Physicist Hawking Mocks Religious Faith
Article audio sponsored by The John Birch Society

As Raven Clabough reported previously for The New American, “According to a poll conducted by Oxford University, faith and religion are … innate traits for human beings. Entitled the ‘Cognition, Religion, and Theology Project,’ the initiative took three years to complete and includes over 40 different studies in 20 countries around the world." As one of the directors of the project — Professor Roger Trigg — observed in a CNN interview:

"If you've got something so deep-rooted in human nature, thwarting it is in some sense not enabling humans to fulfill their basic interests," Trigg said.

"There is quite a drive to think that religion is private," he said, arguing that such a belief is wrong. "It isn't just a quirky interest of a few, it's basic human nature. … This shows that it's much more universal, prevalent, and deep-rooted. It's got to be reckoned with. You can't just pretend it isn't there," he said.

Apparently someone needs to tell that to Hawking, whose anti-faith argument seems to require a flight into false analogies to rally a defense. Thus Hawking declared in an interview which appeared in The Guardian: "I regard the brain as a computer which will stop working when its components fail. There is no heaven or afterlife for broken down computers; that is a fairy story for people afraid of the dark."

Hawking’s attempted argument by analogy is fatally flawed on several points. There is, in fact, a fundamental asymmetry between the self-awareness manifest in human beings and the predetermined processes of programmed devices called computers.

First, if Hawking intends to argue that man is merely a biochemically programmed computer, then his position is fundamentally untenable from the outset. Computers perform only those functions for which they are programmed, and if human beings are merely computers — no matter how sophisticated — then their every "thought" and action is preprogrammed. If human beings are simply preprogrammed computers made out of meat, then the very possibility of freedom of thought and action is illusory, and debating the meaning of life is not only irrelevant, but impossible.

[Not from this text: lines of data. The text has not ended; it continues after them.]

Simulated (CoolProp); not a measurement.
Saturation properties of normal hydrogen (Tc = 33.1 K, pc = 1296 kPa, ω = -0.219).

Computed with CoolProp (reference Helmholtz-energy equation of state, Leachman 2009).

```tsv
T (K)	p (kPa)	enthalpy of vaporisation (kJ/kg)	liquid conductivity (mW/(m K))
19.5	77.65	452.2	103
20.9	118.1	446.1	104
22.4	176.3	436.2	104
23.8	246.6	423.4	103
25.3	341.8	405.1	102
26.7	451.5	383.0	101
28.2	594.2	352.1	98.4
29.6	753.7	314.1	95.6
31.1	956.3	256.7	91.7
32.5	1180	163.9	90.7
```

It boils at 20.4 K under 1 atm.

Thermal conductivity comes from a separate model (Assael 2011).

Second, Hawking’s argument is flawed by the asymmetry of purpose. Computers, like all machines, do not express a sentiment regarding their final disposition; thus, one does not encounter a toaster hanging on for dear life, afraid that if it fails it will be consigned to the trash. Actually, human beings have a tendency to anthropomorphize our creations — as well as animals and objects of nature. The very act of anthropomorphizing demonstrates a fundamental asymmetry between human beings and the work of their hands: We want them to be like us, but we know that they cannot be us. No matter how sentimental people may become regarding an old car — or a rover on the surface of Mars, for that matter — the relationship is asymmetrical, because a computer, car, or rover cannot return the sentiment. A human being may loath sending a car to the scrapheap, but the car cannot express any sentiment at its own disposition and remains indifferent to either a thousand trips to the mall or running over a jogger.

Third, Hawking's attempt to attribute motive to those who disagree with his metaphysical pronouncements actually undermines his position. His misguided appeal to the virtue of courage — implicitly mocking those who disagree with him as cowards who are afraid of the dark — makes the fundamental inadequacy of his position immediately apparent. Computers are never brave or cowardly; they are neither virtuous nor evil. For example, certain microwave ovens, at the conclusion of every task, scroll the same message, “ENJOY YOUR MEAL,” because the oven’s designers thought such a message would add some sort of personal dimension. Now, the oven would be utterly indifferent to a user microwaving a frozen dinner or a pet mouse, and would display the same message on either such occasion because it is utterly incapable of the ethical discernment which flows from self-awareness. Of themselves, tools are ethically neutral; it is the human user who utilizes the tool for good or for evil.

Computers have no heaven, nor any prognostications about their ultimate fate, because they are not people. Adherents of the Turing Fallacy regularly are inclined to a confusion regarding the difference between men and machines because they fail to appreciate the fact that a machine programmed to deceive a human being into imagining it was self-aware or intelligent was programmed by a human being for the purpose of such deception. Computers deceive no one, and they have neither virtues nor vices because they cannot.

Finally, to the extent that human beings have programmed computers to mimic certain aspects of human mental activity, it is the result of purposeful, conscious, human activity. The machines were not self-programmed, nor are their programs the result of random activity or Darwinian selection. People write programs to serve a purpose. Hawking is left with a choice: If humans are meat computers, then by his analogy, someone programmed them. But since human beings are not simply computers, then their self-awareness and capacity for reflection on the mystery of their own existence means that the results of the recent Oxford study are not an expression of human cowardice, but a necessary aspect of what it means to be a human being.

Stephen Hawking’s metaphysical pronouncements are significant because they are not computer output; rather, they are the religious beliefs of a human being who has faced tremendous obstacles in life and whose views have been shaped, in part, in response to his self-aware reflections on such struggles. One may disagree with his views and still respect the man because his views are those of a moral being, and are not merely miscalculations which were spat out by a flawed computer. Looking at Dr. Stephen Hawking, one does not see a broken computer, but a brilliant man who has accomplished many worthwhile things despite grave physical disabilities. One may very well posit that his very being is further proof that he — and all human beings — are far more than our machines can ever be.